Suppose an online platform wants to compare a treatment and control policy,
e.g., two different matching algorithms in a ridesharing system, or two
different inventory management algorithms in an online retail site. Standard
randomized controlled trials are typically not feasible, since the goal is to
estimate policy performance on the entire system. Instead, the typical current
practice involves dynamically alternating between the two policies for fixed
lengths of time, and comparing the average performance of each over the
intervals in which they were run as an estimate of the treatment effect.
However, this approach suffers from *temporal interference*: one algorithm
alters the state of the system as seen by the second algorithm, biasing
estimates of the treatment effect. Further, the simple non-adaptive nature of
such designs implies they are not sample efficient.

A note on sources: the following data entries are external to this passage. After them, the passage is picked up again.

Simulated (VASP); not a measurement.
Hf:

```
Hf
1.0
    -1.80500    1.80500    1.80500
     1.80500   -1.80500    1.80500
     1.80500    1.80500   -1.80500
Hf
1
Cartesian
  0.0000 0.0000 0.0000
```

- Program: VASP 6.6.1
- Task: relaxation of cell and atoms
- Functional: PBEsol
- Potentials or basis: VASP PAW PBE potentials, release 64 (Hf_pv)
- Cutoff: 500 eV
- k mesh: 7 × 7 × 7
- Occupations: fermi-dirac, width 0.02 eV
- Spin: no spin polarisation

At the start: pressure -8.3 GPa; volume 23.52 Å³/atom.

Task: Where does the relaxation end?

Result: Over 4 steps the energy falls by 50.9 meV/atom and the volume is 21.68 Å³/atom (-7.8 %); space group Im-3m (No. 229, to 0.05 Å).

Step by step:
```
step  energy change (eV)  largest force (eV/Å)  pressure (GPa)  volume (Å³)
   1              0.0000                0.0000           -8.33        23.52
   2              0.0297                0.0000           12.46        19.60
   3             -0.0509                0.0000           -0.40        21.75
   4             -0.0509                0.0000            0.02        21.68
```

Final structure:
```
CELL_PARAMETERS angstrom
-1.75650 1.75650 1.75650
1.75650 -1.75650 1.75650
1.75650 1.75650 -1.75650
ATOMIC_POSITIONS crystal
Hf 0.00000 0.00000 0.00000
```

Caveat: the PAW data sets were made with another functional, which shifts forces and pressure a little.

We develop a benchmark theoretical model in which to study optimal
experimental design for this setting. We view testing the two policies as the
problem of estimating the steady state difference in reward between two unknown
Markov chains (i.e., policies). We assume estimation of the steady state reward
for each chain proceeds via nonparametric maximum likelihood, and search for
consistent (i.e., asymptotically unbiased) experimental designs that are
efficient (i.e., asymptotically minimum variance). Characterizing such designs
is equivalent to a Markov decision problem with a minimum variance objective;
such problems generally do not admit tractable solutions. Remarkably, in our
setting, using a novel application of classical martingale analysis of Markov
chains via Poisson's equation, we characterize efficient designs via a succinct
convex optimization problem. We use this characterization to propose a
consistent, efficient online experimental design that adaptively samples the
two Markov chains